Troubleshooting guide

Chapter 9 Troubleshooting Active Network Management Fail-over in High Availability Applications
Advanced Technical Reference Guide 4.1 June 2000 101
Troubleshooting Fail-over
Fail-over in High Availability Applications
Note: The section on Fail-over in High Availability Applications Applies to: versions: 4.1 SP1
Introduction
As enterprises have become more dependent on the Internet for their core applications, uninterrupted
connectivity has become more crucial to their success. Beginning with VPN-1/FireWall-1 Version 4.1,
encrypted connections are supported in High Availability configurations and can survive failure of a VPN-
1/FireWall-1 gateway.
VPN-1/FireWall-1 High Availability solutions consist of the following key elements:
1. A mechanism for detection of a gateway failure and redirection of the traffic around the failed gateway to a
backup gateway.
2. State synchronization between two gateways, so that the backup gateway is able to continue connections
that were originally handled by the failed gateway.
An important point of a High Availability (HA) firewall solution is ensuring that there is no single point of
failure on the network. The primary objective of a High Availability firewall solution is providing a secure and
available network 100% of the time. When a failure occurs, the redundant component(s) or back up will ensure
a continuous, normal, flow of network traffic.
High-Availability Failure Detection - How it works
Internal communication between High Availability (HA) cluster machines is performed over a special protocol
(FWHAP). This protocol works over UDP, but the VPN-1/FireWall-1 4.1 SP1 (Check Point 2000)
implementation restricts its use to communication between machines on the same physical network. Although
UDP is used, the packets are never processed by the machine IP/UDP modules but processed by the HA module
before entering the machine. This allows the packets to be non-standard (such as having the same IP address
both as source and destination). This is required because the protocol should allow communication between
cluster machines on any interface. This includes interfaces on which cluster machines have the same IP and
physical address.
The protocol uses port 8116 (both as source port and destination port), and is NOT encrypted.
Packets are sent either to a specific machine or as broadcasts.
The ether header of the packets is not standard. The source ether address (byte 6 - 11 in the packet) is not the
ether address of the interface but a special ether address created by the High Availability (HA) module.

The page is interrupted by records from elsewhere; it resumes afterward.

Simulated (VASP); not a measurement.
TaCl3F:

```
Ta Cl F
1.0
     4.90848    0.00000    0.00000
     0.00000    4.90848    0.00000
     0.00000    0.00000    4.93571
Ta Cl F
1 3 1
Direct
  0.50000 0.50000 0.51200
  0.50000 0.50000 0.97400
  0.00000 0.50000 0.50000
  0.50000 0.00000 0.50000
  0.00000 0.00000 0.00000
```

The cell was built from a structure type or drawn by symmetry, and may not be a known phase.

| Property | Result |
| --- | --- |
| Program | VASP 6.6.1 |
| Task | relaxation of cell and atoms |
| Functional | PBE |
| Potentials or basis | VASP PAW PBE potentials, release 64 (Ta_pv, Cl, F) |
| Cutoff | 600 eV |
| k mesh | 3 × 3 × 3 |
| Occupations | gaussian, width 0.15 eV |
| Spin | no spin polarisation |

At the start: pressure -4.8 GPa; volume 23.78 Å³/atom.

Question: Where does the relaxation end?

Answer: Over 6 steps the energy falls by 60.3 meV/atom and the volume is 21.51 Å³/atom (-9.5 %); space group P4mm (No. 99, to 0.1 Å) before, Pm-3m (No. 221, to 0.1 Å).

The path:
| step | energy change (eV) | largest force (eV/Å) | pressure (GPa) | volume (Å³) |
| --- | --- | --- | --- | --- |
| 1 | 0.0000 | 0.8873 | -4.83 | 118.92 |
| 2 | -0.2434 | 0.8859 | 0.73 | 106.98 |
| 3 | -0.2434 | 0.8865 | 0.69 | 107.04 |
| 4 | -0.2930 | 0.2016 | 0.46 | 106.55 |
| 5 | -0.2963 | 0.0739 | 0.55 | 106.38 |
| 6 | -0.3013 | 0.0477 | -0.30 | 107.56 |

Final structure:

When the High Availability (HA) module is started, the cluster machines inform each other of their interface
configuration (this is done over the FWHAP protocol). If conflicts are discovered in the configuration an error
message is reported (to the console on Solaris and to the event viewer on NT) but no action is taken to correct
this misconfiguration.
HA Cluster machine states
Every machine in the cluster reports its own state periodically and tracks the states of other machines (this is
done by sending a broadcast FWHAP_MY_STATE packet (see the fwha.h file) every 0.5 seconds.